What is happening in Suffolk to mark the Centenary of the Armistice?
PUBLISHED: 07:29 19 October 2018 | UPDATED: 11:06 06 November 2018
The centenary of the end of the First World War is now just three weeks away with ceremonies to mark the Armistice happening across the world as well as here at home in East Anglia.
This year the exact date of the Armistice, November 11, falls on a Sunday bringing an added poignancy to the Remembrance Services that will be happening around the world.
In 1918 the actual Armistice Day was a Monday.
The Armistice was actually signed at 5.40am in Marshall Foch’s railway carriage in the Forest of Compeigne north of Paris – but the time designated for the ceasefire was 11am to allow the news to get to the front lines.

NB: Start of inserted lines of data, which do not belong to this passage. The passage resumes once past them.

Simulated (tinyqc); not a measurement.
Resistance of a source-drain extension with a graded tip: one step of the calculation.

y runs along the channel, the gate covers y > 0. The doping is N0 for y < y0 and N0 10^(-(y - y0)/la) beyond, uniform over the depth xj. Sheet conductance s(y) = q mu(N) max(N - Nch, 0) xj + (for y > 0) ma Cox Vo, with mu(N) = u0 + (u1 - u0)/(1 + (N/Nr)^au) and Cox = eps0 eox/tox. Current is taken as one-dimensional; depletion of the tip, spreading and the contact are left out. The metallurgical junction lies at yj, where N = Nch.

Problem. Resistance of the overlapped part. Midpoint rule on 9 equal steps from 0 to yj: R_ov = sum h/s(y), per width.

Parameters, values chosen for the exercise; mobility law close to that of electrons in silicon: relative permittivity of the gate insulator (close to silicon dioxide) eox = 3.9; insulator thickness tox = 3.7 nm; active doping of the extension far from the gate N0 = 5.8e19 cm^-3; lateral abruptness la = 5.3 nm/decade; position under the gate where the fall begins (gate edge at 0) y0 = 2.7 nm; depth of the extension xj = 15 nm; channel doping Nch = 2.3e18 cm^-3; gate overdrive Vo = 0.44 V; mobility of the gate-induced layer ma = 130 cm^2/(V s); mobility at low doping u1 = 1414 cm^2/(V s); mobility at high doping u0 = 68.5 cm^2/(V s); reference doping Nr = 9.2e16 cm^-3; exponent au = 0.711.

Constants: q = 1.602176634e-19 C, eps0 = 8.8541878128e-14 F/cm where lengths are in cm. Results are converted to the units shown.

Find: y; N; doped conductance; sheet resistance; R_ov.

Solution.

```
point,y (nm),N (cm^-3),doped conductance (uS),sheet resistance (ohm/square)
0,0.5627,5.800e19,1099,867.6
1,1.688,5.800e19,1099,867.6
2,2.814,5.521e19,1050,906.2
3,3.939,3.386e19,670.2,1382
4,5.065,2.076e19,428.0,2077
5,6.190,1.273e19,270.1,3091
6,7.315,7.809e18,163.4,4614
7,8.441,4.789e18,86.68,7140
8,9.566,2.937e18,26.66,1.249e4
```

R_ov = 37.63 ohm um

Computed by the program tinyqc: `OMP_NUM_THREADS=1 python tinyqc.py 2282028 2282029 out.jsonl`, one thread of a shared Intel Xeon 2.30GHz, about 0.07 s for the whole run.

Ironically people in Paris and London were told about the ceasefire by telegraph before the soldiers in the field knew the war was over.
Although this is now universally acknowledged as the end of the First World War, the conflict only officially came to an end with the signing of the Treaty of Versailles on June 28 1919 – which is why some memorials describe it as the 1914-1919 war.
Some events have already started – including silhouettes marking fallen soldiers around Christchurch Park and the Old Cemetery in Ipswich.
There is also an exhibition telling the story of local soldiers who went to war in the village church at Alderton near Woodbridge.
Over the next few weeks there are significant events near home to mark the end of the war:
Saturday October 27: Official launch of this year’s Royal British Legion poppy campaign around the UK. In Ipswich this will be marked by the visit of a gun carriage to the town centre and the opening of a temporary shop in the Sailmakers shopping centre.
This will enable people to buy a poppy – or any of the other commemorative items that are being produced to mark the momentous centenary.
The event starts in Ipswich with the planting of an oak tree to mark the centenary in Christchurch Park at 11am and moves to Sailmakers at noon.
On the same day in Trimley, 2,500 poppies will be placed around St Martin’s church from 10.30am.
Sunday November 4: Crimson Glory at St Edmundsbury Cathedral will feature a full orchestra, the cathedral choir and organ along with local children to tell the story of a young Suffolk soldier in the First World War.
An exhibition about the war and its impact on Suffolk produced by local schools is also open in the cathedral cloisters.
Tuesday November 6: A new art installation will be unveiled at Ipswich School featuring 850 ceramic doves created by the school’s art department.
It will be unveiled at a ceremony between 10.30 and 11am in the presence of the Mayor of Ipswich Jane Riley and the Bishop of St Edmundsbury and Ipswich Rt Rev Martin Seeley.
Wednesday November 7: Eve of Peace service at St Edmundsbury Cathedral – a multi-faith service which marks the centenary of the start of the peace talks which led to the armistice. The German officers arrived in Compeigne on the evening of November 7 1918.
Thursday November 8: Major commemoration events all over Suffolk as schoolchildren lay poppies on all 1,332 war graves in 248 cemeteries across the county.
More than 10,000 people from Suffolk died in the First World War. Most of those who fell while fighting on the Western Front are buried in Commonwealth War Graves near where they died – but their names are recorded on War Memorials in their home town or village.
The Suffolk War Graves Project has been organised by the Legion and a small team set up by the county’s Lord Lieutenant Clare, Countess of Euston.
Saturday November 10: To mark the approach of peace, there will be a performance of Benjamin Britten’s War Requiem by the Woodbridge Choral Society and local musicians – this event has already sold out.
Sunday November 11: Remembrance Sunday events in towns and villages across the county will focus on the centenary of the guns falling silent. The largest events will take place in the largest towns – at Ipswich Cenotaph in Christchurch Park, on Angel Hill in Bury St Edmunds and at Royal Plain in Lowestoft.
The Ipswich service will start with a parade through the town and it will be attended by the Lord Lieutenant. After the ceremony Ipswich School will be open to show an exhibition of the school during the First World War.
There will also be services at towns and villages across the county – and organisers are expecting even more people than usual to attend to mark the special anniversary.